Northwestern and Michigan Show in Instant Classic the Future Appears Bright

Posted by Brendan Brody on March 4th, 2015

Given all the talk about the Big Ten’s bubble teams, there wasn’t much hype for a game between two squads with losing conference records. But Michigan and Northwestern played a double-overtime classic in Evanston on Tuesday night, exhibiting that both programs are clearly trending upward with young rosters and an eye on 2015-16. Here are some quick observations from last night’s game that echo the larger point.

Tre Demps is one of the best late-game shooters in the B1G. (Brian Spurlock, USA Today Sports)

Tre Demps is one of the best late-game shooters in the Big Ten. (Brian Spurlock, USA Today Sports)
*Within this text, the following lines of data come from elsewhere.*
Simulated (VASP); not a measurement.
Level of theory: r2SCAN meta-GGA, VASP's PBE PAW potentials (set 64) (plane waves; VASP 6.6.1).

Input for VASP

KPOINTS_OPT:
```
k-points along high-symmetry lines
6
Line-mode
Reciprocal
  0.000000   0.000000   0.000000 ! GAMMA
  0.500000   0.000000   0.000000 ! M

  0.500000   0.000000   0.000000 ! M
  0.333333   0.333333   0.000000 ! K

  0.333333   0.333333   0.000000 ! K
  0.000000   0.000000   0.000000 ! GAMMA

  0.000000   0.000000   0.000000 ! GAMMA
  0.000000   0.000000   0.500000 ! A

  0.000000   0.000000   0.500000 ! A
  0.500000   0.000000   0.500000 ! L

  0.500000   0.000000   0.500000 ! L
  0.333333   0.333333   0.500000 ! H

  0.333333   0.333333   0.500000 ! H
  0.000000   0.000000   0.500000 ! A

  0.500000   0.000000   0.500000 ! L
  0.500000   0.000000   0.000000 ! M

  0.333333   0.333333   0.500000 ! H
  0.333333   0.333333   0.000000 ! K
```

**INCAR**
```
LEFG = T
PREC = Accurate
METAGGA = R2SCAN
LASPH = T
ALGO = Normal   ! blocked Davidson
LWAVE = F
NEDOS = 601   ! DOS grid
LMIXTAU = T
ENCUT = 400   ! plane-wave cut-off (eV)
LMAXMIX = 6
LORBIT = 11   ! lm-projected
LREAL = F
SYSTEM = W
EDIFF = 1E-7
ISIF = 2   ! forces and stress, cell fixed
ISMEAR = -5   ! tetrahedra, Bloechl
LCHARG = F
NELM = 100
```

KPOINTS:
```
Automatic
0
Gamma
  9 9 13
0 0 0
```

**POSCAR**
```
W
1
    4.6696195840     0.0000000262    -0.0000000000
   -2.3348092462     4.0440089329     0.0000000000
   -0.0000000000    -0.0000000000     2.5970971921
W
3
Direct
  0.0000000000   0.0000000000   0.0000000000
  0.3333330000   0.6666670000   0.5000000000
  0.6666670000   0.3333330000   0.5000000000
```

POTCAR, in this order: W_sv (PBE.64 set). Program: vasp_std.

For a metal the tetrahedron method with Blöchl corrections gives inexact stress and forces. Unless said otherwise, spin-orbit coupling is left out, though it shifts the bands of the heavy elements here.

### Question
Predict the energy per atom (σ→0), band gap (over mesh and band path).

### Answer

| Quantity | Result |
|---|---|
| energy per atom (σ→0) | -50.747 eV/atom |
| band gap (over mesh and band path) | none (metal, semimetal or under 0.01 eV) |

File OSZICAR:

  • Alex Olah could be one of the most improved players in the league, as he has become a solid low post threat for the Wildcats. Other than Frank Kaminsky, he might have the best footwork in the conference. He is fundamentally sound with the ball, keeping it high when he makes the catch after establishing his position in the lane. Olah murdered Michigan on the low blocks last night and also displayed an ability to knock down an open 15-footer as well. He went for 25 points and 12 rebounds, his seventh double-double of the season.
  • Tre Demps has evolved into a much more complete player this season. Mainly just a bench option last season, he’s become a much better all-around offensive threat. He’s still a bit streaky, but he has the mentality to take and make big shots in late-clock situations. In Northwestern’s last six games, Demps has averaged 15.5 points along with 3.8 assists per contest. His ability to get into the lane makes the Wildcats’ offense much more diverse, as he’s shown that he can either finish at the rim or kick the ball out without turning it over.

  • Northwestern’s freshmen are starting to get it. Bryant McIntosh has been offensively solid  all year even if his defense leaves something to be desired. The other members of the class have taken a little longer to get up to speed, but that’s changing as Vic Law and Scottie Lindsey are showing that they could become really solid future contributors. Law has the recruiting pedigree and has exhibited that he can rebound well for his position at a high level. Lindsey came in with the reputation as a shooter, but he’s also shown upper-level athleticism — two highlight-reel blocks from last night’s game show that he can do more than just shoot. Gavin Skelly didn’t play much against Michigan but he made several big plays in Northwestern’s recent win against Iowa.With more talented freshmen arriving to bolster the upperclassmen that will still be around with Olah and Demps, this team could push for that elusive first-ever NCAA Tournament berth as early as next season.
  • Zak Irvin is starting to round into a fine all-around player. Known as just a shooter on last year’s Elite Eight team, Caris LeVert’s midseason injury has force Irvin to do much more. He’s taking the ball to the rim much better, making up for the fact that he’s shooting the ball a bit less effectively from deep as a result. Michigan lost last night’s game in Evanston, but it wasn’t because of the failures of Irvin. The sophomore scored 28 points and snared 10 rebounds in 49 minutes of action. Getting all this extra attention when he has the ball will only make him a better player in the long run.
  • Spike Albrecht has done an admirable job filling in for Derrick Walton Jr, acting as the team’s primary ball-handler and doing his best to keep Michigan afloat. Since missing the first Northwestern game with an injury, he has logged a 2.8:1 assist-to-turnover rate. He’s not the most fleet of foot on his drives, but he has an uncanny ability to get shots in the lane over taller defenders that somehow find their way in the hoop. He doesn’t miss free throws (91%) and could team with Walton Jr. next season in an extremely efficient backcourt that doesn’t turn the ball over.
  • Even if LeVert decides to enter the NBA Draft a year early, his injury has allowed Aubrey Dawkins and Muhammed Ali Abdur-Rahkman an earlier-than-expected chance to develop. It’s amazing that these two are just the latest in a long line of Michigan wing players to improve so much under John Beilein’s direction. Dawkins might have the higher ceiling of the two but both should continue to make great strides in their development. Dawkins could stand to be a bit more assertive (15.8 percent usage), while Rahkman needs to cut down on his turnovers (22.9 percent turnover rate). That said, they’ve played much better overall than their high school rankings suggested, alleviating some of the disappointment at the slower development of higher-ranked classmates Kam Chatman and redshirt freshman Marc Donnal.